I don’t harbor too many regrets about missing a set everyone else proclaims as epic, particularly in the biggest of venues, but reliable reports of the last Radiohead and Death Cab shows (and Sufjan a ways back) as being of each band’s highest standard have been leaving me feeling a bit burned. The only festival set I can recall regretting missing in the last decade is Beck’s 2006 appearance at Sasquatch where he staged an elaborate puppet show, the day after I decided to go home sopping wet from a massive hailstorm. Second chances are few and far between but Beck’s final placement on Monday’s mainstage may have me keeping this regret should I have to leave early. The internal debate is still raging about staying strong through Monday no matter what, so I thought I’d dig into some bands who are scheduled for that day and share a few band’s who’ll be keeping my energy and interest above water.
Don’t Talk to the Cops [www] 3:30pm at the Maine Stage
Holding it down on the Maine stage in the late afternoon is Seattle’s Don’t Talk to the Cops, a hip hop throwdown laced with shit-talking and goofy hooks of b-boy agitator DJ BlesOne. Are you trying to break out of that hands-in-pocket BS that Seattle has a bad rep for? Sasquatch is definitely the place and there is no better example than Bles and Emecks to look to for a few moves.
Awesome Tapes from Africa [www] 4:40pm at the Banana Shack
Band names become more un-googable by the week, but cleverness will only get you so far when nobody can find your music. Awesome Tapes from Africa on the other hand is exactly what the name implies, an actual DJ playing tapes from Africa that he’s collected and blogged over the years. Here the hitch isn’t the name but the medium as Brooklyn’s Brian Shimkovitz highlights music that’s mostly pre-mp3, only issued locally on tape and so by it’s very nature is ungoogleable. I’ve no idea what to expect, and the very notion of the project playing something I’ve never heard before and will not be likely to ever hear again has me deeply interested.
Feist [www] 5:30pm on the Sasquatch Mainstage
With “1, 2, 3, 4…” Leslie Feist had the unfortunate luck penning a cute song, and an even cuter group dance, that Apple’s massive ad budget made impossible to escape. Inundated I made no effort to engage with 2007′s The Reminder. The ambitious arrangements of 2011′s Metals stood out immediately though and shook me out of my prejudice. (I’m a sucker for String sections and Saxophones, so sue me.) We’ll just have to see whether her delicately orchestrated pop stands out enough live from the mainstage to keep me from an afternoon nap in the grass.
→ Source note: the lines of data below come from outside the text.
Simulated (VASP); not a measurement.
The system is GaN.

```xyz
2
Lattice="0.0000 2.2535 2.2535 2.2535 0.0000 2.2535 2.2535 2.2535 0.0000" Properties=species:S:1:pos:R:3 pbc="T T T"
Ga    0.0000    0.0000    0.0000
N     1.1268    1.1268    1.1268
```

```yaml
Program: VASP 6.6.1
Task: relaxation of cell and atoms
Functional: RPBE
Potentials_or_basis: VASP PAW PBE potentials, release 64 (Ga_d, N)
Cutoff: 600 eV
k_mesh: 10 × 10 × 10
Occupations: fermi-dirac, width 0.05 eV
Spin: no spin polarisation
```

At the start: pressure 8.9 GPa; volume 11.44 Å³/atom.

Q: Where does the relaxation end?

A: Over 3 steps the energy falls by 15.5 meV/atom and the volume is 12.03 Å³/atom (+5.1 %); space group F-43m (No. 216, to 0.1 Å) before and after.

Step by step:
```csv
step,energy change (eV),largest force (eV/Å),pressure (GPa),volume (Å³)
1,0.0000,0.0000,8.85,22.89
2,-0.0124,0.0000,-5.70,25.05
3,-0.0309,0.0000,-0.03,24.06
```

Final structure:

The Cave Singers [www] 6:50pm on the Bigfoot Stage
The Cave Bros are a band I count among Seattle’s finest, but are a group who play rarely enough that I often lose track. 2011′s No Witch snuck under my radar somehow, and so for a while I’d missed the memo that these dudes had stepped off the back porch and into the basement to get crunchy. I’ve seen each new tour bring a injection of energy into their sound, and now in league with the laid back stompers they debuted with in 2006 are electric hellraisers and their own brand of backwoods psych. The recent addition of Blood Brothers/Fleet Fox multi-instrumentalist Morgan Henderson is sure to enhance the band’s standing as incomparable on all fronts.